Now, without attempting to rationally consider the question, ask yourself, "What is important?" Accept whatever thoughts enter your mind without attempting to cross-examine them. Because it is nearly guaranteed that you would be wrong about the thoughts and priorities of a real bird, then it is valid by mere virtue that this reality is your own invention. Try asking yourself different questions along this thread, and accept their answers with as little question. Continue with this fantasy until it has become more intense than your experience of the real world.
Allow this experience to fade away, and then go through the same process of self-examination that you did when you imagined that you were a bird. Take in what you see in varying levels of detail. Concentrate on the location of your fingertips, your ears, your feet, and so on. Ask yourself the same questions with the same easy acceptance of what their answers are.
Review what you have done in the past day, the past week, the past month, and the past year. Then begin dividing these experiences into related subjects: for example, review the books that you have read during those time frames, and then review the meals you can remember eating during those timeframes. Carefully and neatly catalog your experiences, so they will be easy to find when you need them.
Now, go through all of your experiences, and spend a while trying to understand why you read one particular book or ate a particular meal. Spend some time trying to understand what motivates you to do the things that you do. The most important person to have empathy for is your past self, after all. If you cannot understand that person, then you cannot very well understand others.

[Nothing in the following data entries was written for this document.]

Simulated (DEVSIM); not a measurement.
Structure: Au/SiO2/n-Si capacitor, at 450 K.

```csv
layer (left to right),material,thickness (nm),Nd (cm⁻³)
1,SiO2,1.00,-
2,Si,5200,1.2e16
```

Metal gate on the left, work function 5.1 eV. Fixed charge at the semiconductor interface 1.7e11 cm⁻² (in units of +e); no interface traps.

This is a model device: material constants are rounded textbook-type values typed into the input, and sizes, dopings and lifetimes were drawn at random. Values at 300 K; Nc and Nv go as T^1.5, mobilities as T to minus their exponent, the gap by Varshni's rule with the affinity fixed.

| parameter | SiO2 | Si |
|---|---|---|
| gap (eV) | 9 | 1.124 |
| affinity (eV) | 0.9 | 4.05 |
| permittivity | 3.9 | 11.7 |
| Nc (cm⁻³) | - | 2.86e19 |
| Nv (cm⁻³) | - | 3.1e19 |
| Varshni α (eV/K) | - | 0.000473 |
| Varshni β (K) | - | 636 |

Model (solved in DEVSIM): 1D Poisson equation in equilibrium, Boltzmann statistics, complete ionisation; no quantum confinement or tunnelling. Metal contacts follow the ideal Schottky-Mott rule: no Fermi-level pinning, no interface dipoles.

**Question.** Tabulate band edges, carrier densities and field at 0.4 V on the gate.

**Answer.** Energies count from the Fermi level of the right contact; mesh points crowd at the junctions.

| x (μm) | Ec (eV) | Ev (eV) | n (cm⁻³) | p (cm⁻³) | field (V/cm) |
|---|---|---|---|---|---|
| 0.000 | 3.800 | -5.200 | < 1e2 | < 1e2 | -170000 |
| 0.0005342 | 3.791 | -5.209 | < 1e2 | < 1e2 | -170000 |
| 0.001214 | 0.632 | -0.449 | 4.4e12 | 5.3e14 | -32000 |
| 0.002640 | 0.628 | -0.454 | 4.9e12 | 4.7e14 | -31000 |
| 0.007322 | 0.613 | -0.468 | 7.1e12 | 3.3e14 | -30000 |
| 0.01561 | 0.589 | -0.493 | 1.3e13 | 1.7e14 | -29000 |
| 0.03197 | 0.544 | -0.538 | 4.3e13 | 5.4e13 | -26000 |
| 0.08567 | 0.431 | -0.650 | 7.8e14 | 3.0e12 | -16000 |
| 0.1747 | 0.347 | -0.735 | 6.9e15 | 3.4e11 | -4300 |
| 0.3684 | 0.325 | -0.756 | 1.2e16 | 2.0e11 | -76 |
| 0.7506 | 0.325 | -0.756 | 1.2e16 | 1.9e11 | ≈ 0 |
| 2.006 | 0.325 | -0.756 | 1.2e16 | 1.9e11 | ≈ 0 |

When you have completed this exercise, begin forming in your mind a list of people that you know, and review your past experiences with them. What you will do differently on this occasion is spend some time trying to understand them in the same way that you have attempted to understand yourself. Try to understand what motivates them. If they are religious, try to understand what makes them religious. If they are vegetarians, try to understand why they are vegetarians.
This is MY "religion." I have been lapsing lately.